Artist Statement - "WIND PAINTING"

"Wind Painting" is a visual arts language of expression that physically collaborates with nature to reveal the naturalistic artistic creativity inherent in random acts of design caused by seasonal weather patterns. For example: the way a mass snowfall changes the design, appearance and function of a street.

In my home state of Mississippi there is a rural African-American practice know as bottle trees. African slaves brought with them their traditional beliefs in good and evil spirits. In the south their religious practices developed into the tradition of placing colorful bottles at the ends of branches of crepe myrtles. They believed that blue and green glass would lure evil spirits away from their homes and trap them inside the bottles. When I was a child growing up in Mississippi, my grandfather and I would visit a elderly black farmer who lived down the road from my grandfather’s farm. He had a huge bottle tree in his front yard. My grandfather and I would sit on this man’s front porch in the evening and he would tell us ghost stories. When the wind blew strongly an eerie haunting sound whistled through the bottles of his bottle tree. This old man, whose father was a former slave in the Mississippi Delta, told me the sound was the moaning of the souls of evil plantation masters who were trapped inside the bottles while chasing the souls of dead slaves who trying to make their way back home to Africa. Eudora Welty writes about the practice of the bottle tree in her short story, "Livvie". "Wind Painting" is my homage to this uniquely southern tradition.

Artist Statement - "ROUGH EDGE PHOTOGRAPHY"

"Rough Edge Photography" attempts to challenge the seemingly exhausted visual arts vocabulary that has been developed to describe the state of the modern image. I enjoy the possibilities of creating random acts of art by subverting and altering static images through physical scarring, tearing and burning of negatives and prints. I try to achieve a new image by inverting the stereotypes of expectations for photography. I like unfocused shoot-from-the-hip-taken-on-the-fly images photographed by damaged cameras with scratched lens. I then violently manipulate, tear and alter my work product. I combine multiple variations of images and process to achieve a hyper-activity of assimilation. It is my belief that photography has historically only touched on the surface of what is seen by the eye and the mind. I hope to concretize through my art a multi-dimensional aspect of perception that conveys the shock of the chaos of movement of events through time. Nothing thrills me more than to have a person view my work and say, “I wonder how he created that? Is that a photograph or what?” A melted negative is a beautiful image to me. I want to twist photography to the very edge of its limitations in order to explore the untapped visual senses that exist at the core of all our misperceptions.

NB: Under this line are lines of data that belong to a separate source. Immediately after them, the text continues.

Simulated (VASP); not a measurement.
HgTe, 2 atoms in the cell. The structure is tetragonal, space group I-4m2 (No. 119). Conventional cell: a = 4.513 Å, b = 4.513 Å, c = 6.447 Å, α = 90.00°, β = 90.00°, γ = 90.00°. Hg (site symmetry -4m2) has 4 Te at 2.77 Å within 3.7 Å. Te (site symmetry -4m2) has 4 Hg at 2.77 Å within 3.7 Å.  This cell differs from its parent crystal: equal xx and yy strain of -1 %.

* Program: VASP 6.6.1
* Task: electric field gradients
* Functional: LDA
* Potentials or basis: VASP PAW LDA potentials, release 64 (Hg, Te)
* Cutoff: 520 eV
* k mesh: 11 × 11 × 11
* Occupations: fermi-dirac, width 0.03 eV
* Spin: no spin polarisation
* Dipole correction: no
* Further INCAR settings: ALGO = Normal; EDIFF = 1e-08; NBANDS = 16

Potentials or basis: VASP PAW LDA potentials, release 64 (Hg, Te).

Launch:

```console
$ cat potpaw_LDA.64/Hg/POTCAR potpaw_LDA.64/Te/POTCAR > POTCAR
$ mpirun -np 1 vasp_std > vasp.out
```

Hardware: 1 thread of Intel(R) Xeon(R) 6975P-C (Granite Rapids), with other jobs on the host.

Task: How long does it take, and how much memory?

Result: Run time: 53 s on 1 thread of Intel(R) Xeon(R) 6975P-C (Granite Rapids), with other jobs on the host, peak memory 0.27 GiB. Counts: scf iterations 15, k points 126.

The path to my art began when I was 11 years old. I watched a farmhouse burn down on property near my grandfather’s farm in Mississippi. I pulled from the wreckage a smoldering wooden box that contained a collection of scorched family photographs. I extinguished the fire from the photographs, spread them out on the ground and arranged them in a square, one next to another. It was the most haunting thing I had ever seen. The charred remains of this image history of a whole family. Burned remnants of mythology. Blackened eyes peering behind charcoal. Smokey residue smeared over lost memories. I have never forgotten the image of the collage I created that day. There is no one photograph that could convey the emotional impact of that collage. I am constantly trying to recreate some semblance of that image in my work.